Through the lecture we examined several design strategies that work particularly well for certain workloads (for example, SIMD with high instruction stream coherence, multi-threading to reduce stalling). Here and in the previous slide, we combine all of these ideas for a single many-core processor. Is it the case that these design decisions are rarely in conflict, or is balancing these to achieve good performance a more delicate issue than it first appears?
@illuminated There are two main reasons why design decisions can come into conflict: 1) cost constraints and 2) space constraints.
If building a chip with SIMD capability costs X and building more fetch and decode units and execution contexts for multithreading costs X and you only have X dollars remaining in your budget, you have to choose one to implement in your chip.

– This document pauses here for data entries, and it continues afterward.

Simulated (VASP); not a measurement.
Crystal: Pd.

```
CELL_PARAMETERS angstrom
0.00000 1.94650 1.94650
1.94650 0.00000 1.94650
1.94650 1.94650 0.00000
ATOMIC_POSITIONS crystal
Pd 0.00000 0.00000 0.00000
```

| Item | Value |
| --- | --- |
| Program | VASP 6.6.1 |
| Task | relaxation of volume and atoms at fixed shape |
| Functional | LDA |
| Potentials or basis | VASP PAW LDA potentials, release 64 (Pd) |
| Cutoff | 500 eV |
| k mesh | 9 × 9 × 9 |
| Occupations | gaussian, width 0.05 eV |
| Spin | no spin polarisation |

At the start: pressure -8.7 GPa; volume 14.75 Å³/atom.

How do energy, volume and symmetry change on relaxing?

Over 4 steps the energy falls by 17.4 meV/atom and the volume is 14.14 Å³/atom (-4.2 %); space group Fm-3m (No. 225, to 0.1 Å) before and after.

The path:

Furthermore, as you can see from this slide, having hardware support for multithreading and SIMD on a chip takes us more space. You have limited space on your chip. Especially for small devices like smart phones, you often have to make design decisions based on space constraints.
If in a processor with the above architecture we use ispc and have tasks > 8 and SIMD then would we have 8 tasks scheduled at a time such that 4 do vector operations(SIMD) and 4 do scaler operations on the single execution unit.
Thus our maximum possible speedup would be (4*8 + 4)X in that case?
Is this analysis correct?
If we only need to use a single instruction stream, is there any difference between using 2 cores with 1 fetch/decode, 1 execute, 1 execution context each vs. 1 core with 2 fetch/decode, 2 execute, 2 execution contexts?
@huehue yes, a single core with 2 fetch and decode units can exploit ILP within that single instruction stream (assuming these 2 fetch and decode units are capable of finding independent instructions within one instruction stream). If we had a 2 core machine, we would have to pick a core to run the single instruction stream on. Within that core, we can only run one instruction at once because it only has 1 fetch/decode and 1 execution unit.